As I go through and read about the #Vault7 release as well as some of the reactions (both on social media and mainstream news) I'm amazed at how much sensationalism there is. Maybe I shouldn't be, but I am. Luckily Taylor Swift always keeps me sane:

One of the things that I think is often forgotten in the CyberSec industry (including by myself) is how many of the things we suggest to improve security would do nothing for the average person.

I have an awesome system for passwords. I use a Yubikey which houses my GPG key. I then use the Linux tool "Pass" to manage my passwords. I random generate all of my passwords and sync them across devices using Git via SSH. I host the Git repository myself. I store a backup of the GPG key on paper in my safe and that is encrypted with a password.

It gives me everything I want in a password storage system. I have syncing without trusting a Third Party, everything is entirely open source (minus the Yubikey hardware & firmware), it legitimately requires something I physically have (Yubikey) along with something I know (PIN), and lastly it's pretty cool.

I would never, ever in a million years suggest that anyone else use this. It's overly complicated, solves for problems that are extremely low risk factors, and is quite honestly a pain in the ass. I'll need to log into a service and my Yubikey is in my coat. It takes me 5 minutes to login instead of 30 seconds. And let's not even talk about the times where I forget or lose my keys.

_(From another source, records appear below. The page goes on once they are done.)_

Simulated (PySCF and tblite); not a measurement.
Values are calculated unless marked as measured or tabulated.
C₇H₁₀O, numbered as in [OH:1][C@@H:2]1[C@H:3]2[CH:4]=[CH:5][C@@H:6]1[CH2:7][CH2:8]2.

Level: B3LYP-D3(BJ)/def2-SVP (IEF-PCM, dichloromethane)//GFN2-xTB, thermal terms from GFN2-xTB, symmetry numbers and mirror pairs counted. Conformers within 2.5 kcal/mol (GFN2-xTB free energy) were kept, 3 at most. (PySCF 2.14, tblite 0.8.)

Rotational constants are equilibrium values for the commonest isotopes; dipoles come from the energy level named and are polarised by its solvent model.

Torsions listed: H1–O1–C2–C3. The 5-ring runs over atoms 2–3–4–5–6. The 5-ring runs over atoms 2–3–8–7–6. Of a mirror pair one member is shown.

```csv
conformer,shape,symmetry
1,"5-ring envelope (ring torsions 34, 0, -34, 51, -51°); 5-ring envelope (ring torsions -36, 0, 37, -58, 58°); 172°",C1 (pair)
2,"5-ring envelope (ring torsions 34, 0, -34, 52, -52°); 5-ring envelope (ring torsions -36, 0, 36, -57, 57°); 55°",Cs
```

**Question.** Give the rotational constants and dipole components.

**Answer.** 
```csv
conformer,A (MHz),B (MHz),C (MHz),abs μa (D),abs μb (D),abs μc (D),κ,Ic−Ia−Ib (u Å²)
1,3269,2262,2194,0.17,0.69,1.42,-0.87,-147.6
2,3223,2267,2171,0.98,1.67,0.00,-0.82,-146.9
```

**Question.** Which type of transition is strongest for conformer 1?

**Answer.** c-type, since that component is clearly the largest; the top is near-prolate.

With the #Vault7 release a lot of people have been talking about Signal being hacked, Smart TVs being used as microphones, etc. While this is certainly a problem, zero days are not the significant risk we need to be worried about for consumers. Are you a high value target? You should probably be worried. The average person, however, can't differentiate between a phishing email and a legitimate one.

I literally had a friend of a friend call me a few weeks ago. His voice was trembling and he was legitimately afraid because he had received an email from "PayPal" saying that a transfer had been made. He called his bank, he called me, and he was absolutely terrified. And he doesn't even have a PayPal account! (The good news is he didn't click on the link and did all the right things, but he was legitimately terrified).

The average person still has trouble with situations like this. As technologists we shouldn't be encouraging outlandish solutions like my Yubikey setup to people that open any email attachment they receive or have a 2 year old version of flash installed. Even very very basic security hygine should be the first thing that we suggest. After they have a decent understanding of the basics, then things like Signal and Password Managers become significantly more valuable. If you don't you're putting bulletproof glass in the windows while the front door sitting wide open.